Screenshots in this document are from Windows XP in Firefox 2.0, which may differ from your system.

Database and Queries:

Your pages reads their data from a MySQL database named imdb, which is located on the server named webster.cs.washington.edu. Your code can query this database using PHP's MySQL functions. You will log in to this database using your UW NetID as your user name, and a password that will be emailed to you. The database contains the following tables:

Actor          (id, fname, lname, gender)
Cast           (aid, mid, Role)
Movie          (id, name, year)

To solve this program, you'll need to come up with three unique SQL queries on the database. They are listed below in order from easiest to hardest. This is the order in which we recommend you develop them.

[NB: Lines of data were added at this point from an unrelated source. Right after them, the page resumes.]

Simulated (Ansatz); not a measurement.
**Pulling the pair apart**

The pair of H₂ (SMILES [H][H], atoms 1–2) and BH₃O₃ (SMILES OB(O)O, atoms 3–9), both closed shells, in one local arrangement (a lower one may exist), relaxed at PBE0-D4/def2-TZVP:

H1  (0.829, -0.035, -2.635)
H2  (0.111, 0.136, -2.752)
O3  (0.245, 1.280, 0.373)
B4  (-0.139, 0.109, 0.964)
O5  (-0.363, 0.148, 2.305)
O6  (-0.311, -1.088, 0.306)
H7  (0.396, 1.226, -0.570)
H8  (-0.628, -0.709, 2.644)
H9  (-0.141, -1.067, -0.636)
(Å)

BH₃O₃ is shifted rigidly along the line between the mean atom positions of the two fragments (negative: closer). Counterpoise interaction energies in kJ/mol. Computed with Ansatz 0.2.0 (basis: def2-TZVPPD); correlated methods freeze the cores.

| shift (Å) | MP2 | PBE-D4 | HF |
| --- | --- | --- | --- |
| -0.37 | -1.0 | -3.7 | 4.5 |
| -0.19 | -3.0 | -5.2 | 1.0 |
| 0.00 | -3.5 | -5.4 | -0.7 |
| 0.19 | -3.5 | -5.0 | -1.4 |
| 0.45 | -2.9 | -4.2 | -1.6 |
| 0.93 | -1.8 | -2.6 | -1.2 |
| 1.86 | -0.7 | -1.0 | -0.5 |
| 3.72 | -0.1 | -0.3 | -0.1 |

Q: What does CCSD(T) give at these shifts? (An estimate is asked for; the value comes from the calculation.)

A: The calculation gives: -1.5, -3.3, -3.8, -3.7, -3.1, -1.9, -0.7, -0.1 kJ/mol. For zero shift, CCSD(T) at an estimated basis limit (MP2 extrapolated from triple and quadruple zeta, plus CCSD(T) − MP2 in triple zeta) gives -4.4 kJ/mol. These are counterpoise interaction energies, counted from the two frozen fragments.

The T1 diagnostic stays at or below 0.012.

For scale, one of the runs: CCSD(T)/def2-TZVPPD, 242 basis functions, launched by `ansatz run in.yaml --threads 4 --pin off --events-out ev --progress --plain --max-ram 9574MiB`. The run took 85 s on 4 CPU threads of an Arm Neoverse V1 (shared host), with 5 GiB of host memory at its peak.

  1. A query to find all the actors whose names match the first/last name the user typed.
    • Use the LIKE clause to search for first/last names that contain the user's query text as a substring.
  2. A query to find all movies in which an actor has performed. To find this information, you will need to use a join between several tables of the database. The Cast table provides the link between a given actor's ID and the IDs of the movies he/she has been in. The Movie table gives you the other information about a movie, given its ID. You should acquire all of this information with a single SQL query; it is not acceptable to perform many queries (such as one per movie) to do so.
    • Use a FROM clause with several tables listed, or a JOIN clause, to perform a join in your query. Use ORDER BY to sort your results.

      Hint: You will need to join the Actor, Cast, and Movie tables, and only retain rows where the various IDs from the tables (actor ID, movie ID) match each other and the ID of your actor.

      Our query names 3 tables in the FROM clause and 3 WHERE conditions separated by AND.

  3. A query to find all movies in which both your actor and Kevin Bacon have performed together. As with the preceding query, this one involves join operations. This query involves more joining, because you must link not only your actor's ID to the movie, but also Kevin Bacon's.
    • Hint: You will need to join a pair of Actors (yours and Kevin Bacon), a corresponding pair of Cast records, and the related Movie. Only retain rows where the two Actors match the Cast records, where the Cast record matches the Movie, and where the two Cast records are for the same movie.

      Our query names 5 tables in the FROM clause and 7 WHERE conditions separated by AND.

Your queries should be constructed so that they effectively filter the data down to only results that are relevant. It is not acceptable to perform a query that returns too many results, then trim it down in your PHP code. For example, an incorrect way to find all movies the actor has been in with Kevin Bacon would be to get all of the actor's movies with one query, get all of Kevin Bacon's movies with another query, and then use PHP code to merge the two. This is unacceptable because it is taxing on the database server.

Small Database, SSH, and Wall of Shame:

Because the overall imdb database is so large, it can be very costly to perform a malformed query on it. This database will be used by all students, so a poorly written program can affect performance for everyone.

To address this problem, we have created a database named imdb_small that contains a smaller set of records. While you are debugging your code, please point it at that database rather than at the full imdb database. When you are reasonably sure that you have your program working, then you can switch to the full imdb dataset.

To discourage students from crashing or overloading the database server, we will post a "wall of shame" on the course web site. This wall will list the partial names of any students who break the server. (This is intended to be light-hearted; no actual punishment will occur for such mistakes.)

We also encourage you to test your queries on MySQL directly before running them as PHP code. To do this, connect to webster.cs.washington.edu using SSH, and then type the command mysql -u YOUR_USER_NAME -p and press Enter. It will ask for your SQL password as sent to you by email. Once you're in the MySQL prompt, type USE imdb; or USE imdb_small; to connect to the database, and then issue queries as normal. Press Ctrl-C to cancel a query in progress, and type quit to exit MySQL.

Submission and Grading:

Submit your assignment online from the turnin area of the course web site. For reference, our solution contains 124 unique lines of PHP code.

Your HTML code (including HTML code produced as output from PHP) should follow valid XHTML syntax and should pass the W3C XHTML validator. You should also not place stylistic information in your HTML code when it could instead be placed into a CSS stylesheet.

Your PHP code should follow reasonable stylistic guidelines similar to those you would follow on a CSE 14x programming assignment. In particular, you should minimize redundancy, follow proper procedural decomposition, correctly use indentation and spacing, and place a comment header at the top of your file and atop every function explaining that function's behavior. You should make a particularly strong effort to remove redundant HTML and PHP code from your program.

Please do not place a solution to this assignment online on a publicly accessible (un-passworded) web site.